The Lloyd’s insurer had hoped to make the business, which is “below £10m gross written premium”, profitable this year. Mitsui had commercial motor gross written premium of £29.6m in 2009 and £12.7m in 2010.

Mitsui, like its competitors, had battled bodily injury claims in motor. According to Ernst & Young, commercial motor is suffering across the industry.

An E&Y 2010 motor report shows that commercial motor performed worse than private last year, and relied heavily on reserve releases to prop up results.

Underlying net combined ratio, without reserve releases, was 116% for private motor and more than a percentage point worse for commercial, at 117.1%.

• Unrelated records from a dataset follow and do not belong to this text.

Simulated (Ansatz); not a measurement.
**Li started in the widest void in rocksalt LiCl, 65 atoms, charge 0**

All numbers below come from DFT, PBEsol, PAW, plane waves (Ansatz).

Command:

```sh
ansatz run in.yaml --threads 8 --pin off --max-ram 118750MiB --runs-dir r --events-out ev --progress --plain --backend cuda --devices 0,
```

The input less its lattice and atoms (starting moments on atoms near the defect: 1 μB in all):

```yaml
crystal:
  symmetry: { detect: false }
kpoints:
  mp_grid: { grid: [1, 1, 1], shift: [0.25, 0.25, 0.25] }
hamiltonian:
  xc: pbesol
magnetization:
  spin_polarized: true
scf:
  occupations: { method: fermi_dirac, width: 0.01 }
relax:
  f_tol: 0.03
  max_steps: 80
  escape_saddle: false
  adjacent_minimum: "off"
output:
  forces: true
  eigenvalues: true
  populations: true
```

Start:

Asked about bodily injury claims, Mitsui’s underwriting, property and casualty head Graeme Rayner said: “I don’t think our experience was anything different to anyone else in that market.”

Instead, he said, the decision to put the motor business into run-off was about taking Mitsui into a new strategic direction.

Rayner explained: “We had invested heavily in our regional network, so we invested in businesses and underwriting centres in Birmingham, Manchester, Glasgow, Belfast and Dublin.

“We’ve recently hired a property owners’ team to just reinforce what we are doing in the UK regional market, and motor has become less and less core to what we’re doing.

“It’s below £10m premium (motor), it’s a difficult market and we wanted to deploy our resource in building market-leading businesses where we can really sell.”

Mitsui is targeting a combined operating ratio of less than 100% for 2011.

Mitsui’s Syndicate 3210 lost £19.2m last year after recording a combined operating ratio of 219.5% in professional indemnity. The firm also suffered catastrophe losses and needed an infusion of capital to bolster its deteriorating reserves. It made a £14.4m profit in 2009.

“We are targeting profitable growth and tighter expense management, with the aim of a sub-100 combined ratio this year,” Mitsui at Lloyd’s general counsel David Casement told Insurance Times in April.

We say …

● Mitsui is concentrating resources on its regional offices instead of the difficult motor market. Putting the relatively small commercial motor book into run-off will quickly be forgotten if Mitsui can improve results to the sub-100% combined operating ratio it is targeting.

● Commercial motor remains a difficult market for insurers, which are still heavily reliant on reserves. According to Deloitte, commercial improved its performance by around six percentage points last year owing to reserve releases. There could be real pain in store for those insurers whose reserve releases dry up.